Nope, the New Yorker doesn't like the Kindle very much

kindleny

Usually when I read a long article, I’ll say something like, “Free up 20 minutes so you can read the whole thing.” I’m not sure I’m going to say that today, having just finished an article in the New Yorker, which is usually good for a profile or two, about the Kindle. And it’s not because the article is down on the Kindle—I don’t own any Amazon stock, so I don’t care if Kindle sinks or swims—but because it doesn’t really say anything that you probably didn’t already know.

What does the article do? Well, there’s a written unboxing of the Kindle, which contrives to be less exciting than it sounds. (Disclosure: I’ve always maintained that “unboxing” is silly.) There’s a quick little E Ink backstory. There’s all sorts of asides that snicker in the Kindle’s direction. [“I’d entered some nesting Italo Calvino folktale world of packaging. (Calvino’s Italian folktales aren’t yet available at the Kindle Store, by the way.)”] There’s the part where people say the generation one Kindle is “fugly,” which, I’ll have you know, automatically invalidates your opinion. (Friends don’t let friends make up words!)

It’s largely a collection of complaints à la Andy Rooney.

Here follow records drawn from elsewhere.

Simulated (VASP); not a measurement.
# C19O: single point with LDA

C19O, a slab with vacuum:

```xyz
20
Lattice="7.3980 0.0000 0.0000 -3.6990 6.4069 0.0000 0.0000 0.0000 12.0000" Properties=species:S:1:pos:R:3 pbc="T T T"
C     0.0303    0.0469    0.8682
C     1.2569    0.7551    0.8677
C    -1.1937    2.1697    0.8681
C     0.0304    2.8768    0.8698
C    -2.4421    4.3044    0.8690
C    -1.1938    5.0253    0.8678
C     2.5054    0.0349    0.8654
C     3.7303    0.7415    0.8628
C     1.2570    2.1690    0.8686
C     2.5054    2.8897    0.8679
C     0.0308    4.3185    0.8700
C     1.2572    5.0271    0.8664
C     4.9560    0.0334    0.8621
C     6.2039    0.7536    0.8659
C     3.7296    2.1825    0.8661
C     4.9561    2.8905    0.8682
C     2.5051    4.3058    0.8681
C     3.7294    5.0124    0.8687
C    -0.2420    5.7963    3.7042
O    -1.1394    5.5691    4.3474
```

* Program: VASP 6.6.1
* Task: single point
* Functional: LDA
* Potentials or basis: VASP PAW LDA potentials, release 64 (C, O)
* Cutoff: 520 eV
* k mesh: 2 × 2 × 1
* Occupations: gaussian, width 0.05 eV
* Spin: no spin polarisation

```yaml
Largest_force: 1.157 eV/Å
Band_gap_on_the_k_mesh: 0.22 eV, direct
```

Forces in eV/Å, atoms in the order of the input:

This is what it’s like to read the New York Times on the Kindle DX:

It’s enjoyable if you like reading Nexis printouts. The Kindle Times ($13.99 per month) lacks most of the print edition’s superb photography—and its subheads and call-outs and teasers, its spinnakered typographical elegance and variety, its browsableness, its Web-site links, its listed names of contributing reporters, and almost all captioned pie charts, diagrams, weather maps, crossword puzzles, summary sports scores, financial data, and, of course, ads, for jewels, for swimsuits, for vacationlands, and for recently bailed-out investment firms. A century and a half of evolved beauty and informational expressiveness is all but entirely rinsed away in this digital reductio.

And here’s the kicker:

The Kindle DX ($489) doesn’t save newspapers; it diminishes and undercuts them—it kills their joy. It turns them into earnest but dispensable blogs.

Never would I recommend the Kindle, in any of its incarnations, to someone who reads, I don’t know, photography books. That’s daft. Who wants to look at photos on a rubbish monochrome screen? Not I. Reading biographies, reading histories—words, no photos required—you don’t run into those problems. And that’s all I read, so there.

Oh, and you can buy a Kindle edition of the New Yorker. There goes that account!